16khz for inference vs 22khz?

RVC-Project / Retrieval-based-Voice-Conversion-WebUI

Easily train a good VC model with voice data <= 10 mins!

MIT License

24.97k stars 3.65k forks source link

16khz for inference vs 22khz? #519

Closed kalomaze closed 7 months ago

kalomaze commented 1 year ago

I notice 16khz seems to be hard programmed into the code for the downsampling phase. I think supporting more modular sample rates for inference audio would make sense. With librosa the standard for handling audio is more like 22khz instead of 16khz. Migrating to this standard may reduce inference time but there are potential gains, especially with pronouncing words quickly. 16khz, to me, seems slightly too low to support the entire range of human speech.

https://analyticsindiamag.com/hands-on-guide-to-librosa-for-handling-audio-files/#:~:text=The%20sampling%20rate%20is%20nothing,by%20your%20desired%20sampling%20rate

RVC-Boss commented 1 year ago

It's because the pretrained feature encoder we used only support 16khz. In Automatic Speech Recognition (ASR) task, there is no pretrained feature encoder use audio exceeding 16khz as input. Maybe increasing input audio sample rate can't increase the accurary of ASR.

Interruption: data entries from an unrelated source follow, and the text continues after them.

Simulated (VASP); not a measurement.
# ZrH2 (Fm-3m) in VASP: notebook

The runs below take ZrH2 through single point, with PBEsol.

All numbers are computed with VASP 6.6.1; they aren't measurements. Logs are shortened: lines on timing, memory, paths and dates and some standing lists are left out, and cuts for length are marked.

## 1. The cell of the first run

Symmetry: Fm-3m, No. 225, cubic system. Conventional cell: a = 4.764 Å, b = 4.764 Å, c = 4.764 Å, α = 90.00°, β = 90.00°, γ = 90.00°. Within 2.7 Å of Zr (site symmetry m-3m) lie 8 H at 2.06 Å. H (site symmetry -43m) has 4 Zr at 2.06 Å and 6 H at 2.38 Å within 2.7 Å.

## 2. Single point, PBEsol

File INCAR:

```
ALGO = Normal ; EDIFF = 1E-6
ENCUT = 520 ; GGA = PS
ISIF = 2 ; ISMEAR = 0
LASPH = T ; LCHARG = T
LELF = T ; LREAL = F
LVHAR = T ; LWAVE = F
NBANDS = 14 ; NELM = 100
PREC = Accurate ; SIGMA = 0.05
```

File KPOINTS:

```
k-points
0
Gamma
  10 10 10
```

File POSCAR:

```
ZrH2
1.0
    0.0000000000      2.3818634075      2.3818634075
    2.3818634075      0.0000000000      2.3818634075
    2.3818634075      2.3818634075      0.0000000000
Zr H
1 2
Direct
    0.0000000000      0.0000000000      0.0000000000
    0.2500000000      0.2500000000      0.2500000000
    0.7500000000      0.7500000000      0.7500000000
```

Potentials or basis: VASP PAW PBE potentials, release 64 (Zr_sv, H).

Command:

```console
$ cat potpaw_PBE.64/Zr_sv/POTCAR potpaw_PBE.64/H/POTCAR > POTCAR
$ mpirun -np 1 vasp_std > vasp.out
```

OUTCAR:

tea6329714 commented 1 year ago

Hi RVC-Boss, If the pretrained feature encoder only supports 16kHz, why didn't you use the vocoder (HiFi GAN) to generate 16kHz audio? On the main branch, I only found vocoder models that support audio generation in the 40kHz and 48kHz formats. In my understanding, since encoder only supports 16kHz, this method will block or filter audio component above 8kHz. And the vocder used the encoder feaure which olny contained 8kHz information. My question is why you used the vocoder (HiFi GAN) to generate audio at 40kHz/48kHz instead of using 16kHz. BTW, I notice that outcome audio from 40kHz/48kHz vocoders only contaion audio information below 8kHz.

github-actions[bot] commented 7 months ago

This issue was closed because it has been inactive for 15 days since being marked as stale.